I HAVE been for fifty years, by God’s grace, acting on the principle of Christian giving according to the Scriptures, and I cannot tell you the abundance of spiritual blessing I have received to my own soul through acting thus; that is, seeking to be a cheerful giver; seeking to give as God has been pleased to prosper me.
I began when I had comparatively very, very little to spare; but as I gave, God increased my ability to give more and more: until at last God has been pleased, in the riches of His grace, to condescend to use a poor worthless worm like me, and has entrusted me year by year with very large sums to expend. Many beloved saints are depriving themselves of wondrous spiritual blessing by not giving as stewards what is entrusted to them. They act as if it were all their own, as if all belonged to them, as if already they were in possession of the inheritance incorruptible and undefiled; forgetting that they have nothing whatever which is their own, that they are bought by the precious blood of Christ, and all they possess—their bodily strength, their time, their talents, their business, their professions, their eyes, their hands, their feet, all belong to the Lord Jesus Christ; because He has bought them with His precious blood.
Therefore may I affectionately beseech and entreat my beloved Christian friends to take this to heart, and consider that hitherto they have been depriving themselves of vast spiritual blessings, because they have not followed the principles of giving systematically, and giving as God prospers them, and according to a plan; not merely just according to impulse—not as they are moved by a missionary or charity sermon, but systematically and habitually giving on principle, just as God enables them. If He entrusts to them one pound to give accordingly a proportion; if they are left a legacy of a thousand pounds, to give accordingly; if He entrusts them with ten thousand pounds, or whatever it might be, to give accordingly. Oh, my brethren, I believe if we realized the blessing, we would give thus on principle; and, if so, we should give a hundred times more than we do now.
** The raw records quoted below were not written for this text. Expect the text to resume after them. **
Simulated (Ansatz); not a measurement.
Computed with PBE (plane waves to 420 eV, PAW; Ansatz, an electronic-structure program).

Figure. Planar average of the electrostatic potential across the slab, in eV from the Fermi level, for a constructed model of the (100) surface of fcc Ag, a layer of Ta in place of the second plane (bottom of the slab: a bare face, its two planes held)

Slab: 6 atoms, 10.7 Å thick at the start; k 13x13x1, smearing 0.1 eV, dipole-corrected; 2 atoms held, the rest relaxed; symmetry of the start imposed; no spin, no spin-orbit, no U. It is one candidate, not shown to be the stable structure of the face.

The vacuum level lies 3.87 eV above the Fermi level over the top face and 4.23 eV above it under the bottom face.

Just as we are constrained by the love of Christ, so God condescends to use us; and as we give, He is pleased to entrust to us more and more. It is impossible for us to say to what amount God may entrust us, or how largely He may give unto us the joy and honour, the precious privilege, of communicating to others.
And here allow me to refer to my own experience. The first year I began giving, God entrusted me with about fifty pounds; but this afterwards increased, until now He has entrusted me with about two thousand pounds a year. The poor man George Müller, known by everybody as a poor man, who is this very day as a poor man, who stands before you a poor man, and yet by the grace of God has been enabled to give about forty thousand pounds sterling—that is altogether since I began.
Of late, God has allowed me to receive one legacy after another, and that sometimes two thousand and even three thousand a year have I been enabled to give; and see the blessedness, the privilege, the wondrous honour, that a poor man as I am should thus be entrusted by Him! By the grace of God I desire to be nothing but poor. I wish to be nothing else than a poor man, having nothing, no house of my own, no money in the Funds, not an acre of land—a poor man all together; day by day waiting on God for all I need, the very clothes that I wear. I wait on God for everything, and yet He has allowed me the great honour and blessed privilege of giving more than forty thousand pounds sterling within the last fifty years. I began in the year 1830 to live thus as steward for the Lord. In the little way I could I gave, but God increased my ability more and more, until now He is allowing me to give in His service, year by year, two or three thousand pounds. Now, why do I say it? To encourage the hearts of my beloved brethren to seek to give systematically. If you have not done so hitherto, do begin now. It is a blessed thing for the soul, it is a blessed thing for your purse and God will entrust to you more and more.
Now I do not say imitate me, George Müller; but I say, seek to give, if it be ever so little, to give systematically; if it be only the twentieth part of your income, give systematically, and you will find a blessing to your soul; and the blessing with regard to stewardship will be such that you will be encouraged more and more to go on in this way.